Mark Smith's Analyst Perspectives

The Business of Work Management

Written by Mark Smith | Oct 25, 2021 10:00:00 AM

As the pace of digital innovation has accelerated, many organizations have found it harder to manage the portfolio of work conducted by the workforce to ensure timeliness and mitigate the risk of increased costs and resources. The challenges in managing the work related to project plans are not only to ensure the timeliness in performing and tracking the individual tasks and activities every single moment of the day, but also having the intelligence to adjust and guide all future work. The advent of work management is a systematic approach to prioritizing work and optimizing resources to perform at the desired levels. It requires dedicated applications designed to continuously monitor and streamline activities and processes in ways traditional spreadsheets and project management systems cannot. Ventana Research asserts by 2024, one-third of organizations will deem existing project management and work experiences ineffective to engage or motivate the workforce to be productive.

We at Ventana Research define work management as a unified process to plan and execute work with activities and tasks using the allocated resources available. The variety of resources needed can be complicated to manage, as they include people, assets, technologies, facilities and even real estate. Each category has unique characteristics, so how they are used for work must be carefully planned and executed. Combining formal and informal ways of working in a framework that the organization uses to optimally manage its resources, conventional project management software cannot accommodate the flexibility this requires because it is rigidly structured and is unable to adapt to how people actually work. In contrast, more recent work management applications can respond to change efficiently and help increase the effectiveness of the organization. The use of work management is not only valuable to inside and within your organization but also essential for where you work with external constituents including contractors, customers, partners and suppliers. For example, engaging with customers and partners - from onboarding to operational work – and the respective organizations and parties involved.

A unified set of activities and tasks within an application to manage work and resources can help managers communicate strategies and objectives related to plans. Our benchmark research on next-generation business planning finds that fewer than one-half (45%) of executives do this well or very well. In addition, most do not communicate in a timely fashion. Organizations that communicate about plans annually, rather than quarterly or monthly, cannot respond to changing circumstances as quickly, which undercuts the productivity of the workforce. Work management also helps workers focus on the important parts or priorities in their jobs and apply their skills fully to where it is needed the most. It thus enables organizations to be more agile and can help them gain advantages over less nimble competitors.

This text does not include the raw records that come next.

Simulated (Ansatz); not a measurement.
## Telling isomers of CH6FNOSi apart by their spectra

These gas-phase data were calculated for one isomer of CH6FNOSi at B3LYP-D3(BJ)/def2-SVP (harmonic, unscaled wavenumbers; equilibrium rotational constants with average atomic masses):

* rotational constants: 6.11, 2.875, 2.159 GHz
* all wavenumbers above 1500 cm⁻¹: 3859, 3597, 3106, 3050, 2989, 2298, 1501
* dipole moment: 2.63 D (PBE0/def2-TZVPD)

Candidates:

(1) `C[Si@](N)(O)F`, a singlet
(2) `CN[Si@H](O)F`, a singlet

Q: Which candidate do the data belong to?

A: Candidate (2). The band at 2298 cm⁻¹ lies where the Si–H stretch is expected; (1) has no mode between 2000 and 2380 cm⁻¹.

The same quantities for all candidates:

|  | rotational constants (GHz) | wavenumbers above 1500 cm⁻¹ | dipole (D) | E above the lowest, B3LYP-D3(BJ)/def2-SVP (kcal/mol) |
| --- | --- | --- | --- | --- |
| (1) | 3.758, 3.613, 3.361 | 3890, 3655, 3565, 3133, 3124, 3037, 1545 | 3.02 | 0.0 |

Such an approach can empower and guide managers and workers to make wise choices about planning and assigning work – choices that achieve organizational goals. For managers, the need for insights about resources and availability is essential to know how to adapt and guide the path of projects and programs to inevitable success. They are able to identify changes in work patterns and priorities that are needed to attain optimal performance. Only about one-fourth (28%) of organizations in our research reported that they are able to review project plan details during meetings or immediately afterward; the balance takes longer to do so. Similarly, only about 1 in 4 (26%) can compare actuals to the plan within three business days. For effective planning, the ability to compare actuals vs. plans should be available at any time – it should not take longer than three days, but that is the situation for almost three-quarters (74%) of organizations. Systematically improving the ability to compare actuals to plans can have a significant impact to ensure continuous optimization of everyone’s work and resources are being utilized.

Plans today cannot be static project documents; to be effective they must be dynamic and flexible and involve teams assembled across lines of business to yield outcomes that address the organization’s goals. For example, plans developed and shared flexibly across marketing, sales and customer service departments can increase efficiency in anticipating customer needs and ensuring customer satisfaction. Having such plans can enable the organization to better adapt to the realities of work today.

Integrating work plans across lines of business is easier when all use a common framework. Here, also, most organizations can improve their performance. In our research, one-third or fewer said that they integrate project plans well or very well with those created in the lines of business, while a larger percentage said they do this just adequately. Managing work efficiently is critical to providing high levels of customer service for the company’s products and services.

Many organizations do not manage work systematically; they have an array of disparate processes and applications that undercut productivity and create barriers to serving customers well. For example, organizations that organize task management via email and outlook or use spreadsheets for timeline management, and have a separate reporting tool for measuring achievement, continually waste substantial time in attempting to integrate these disparate systems and the data they contain. It is essential for organizations to gain consistency across lines of business and consolidate to simplify the technology that is used. Ventana Research asserts that through 2025, two-thirds of organizations will standardize on collaborative and task-oriented work management applications to ensure the portfolio of business processes and resources are utilized effectively. Examine work management to engage workers across your enterprise but also the processes that interact with your contractors, customers, partners and suppliers that encompasses the business processes that are essential for your and their success.

To eliminate impediments to effective work and productivity, organizations should examine how they can unify work management and better utilize resources in the tasks they execute, and the intelligence needed to manage the dependencies required to reach critical timeframes. Organizations should look to have intelligence about work and the potential impediments that impact outcomes as just automating projects is not the only path to help operate more efficiently. By developing more effective capabilities to plan and define activities and conduct tasks, and having knowledge of available capacities and resources, organizations can achieve the level of readiness to reach expected outcomes from work management.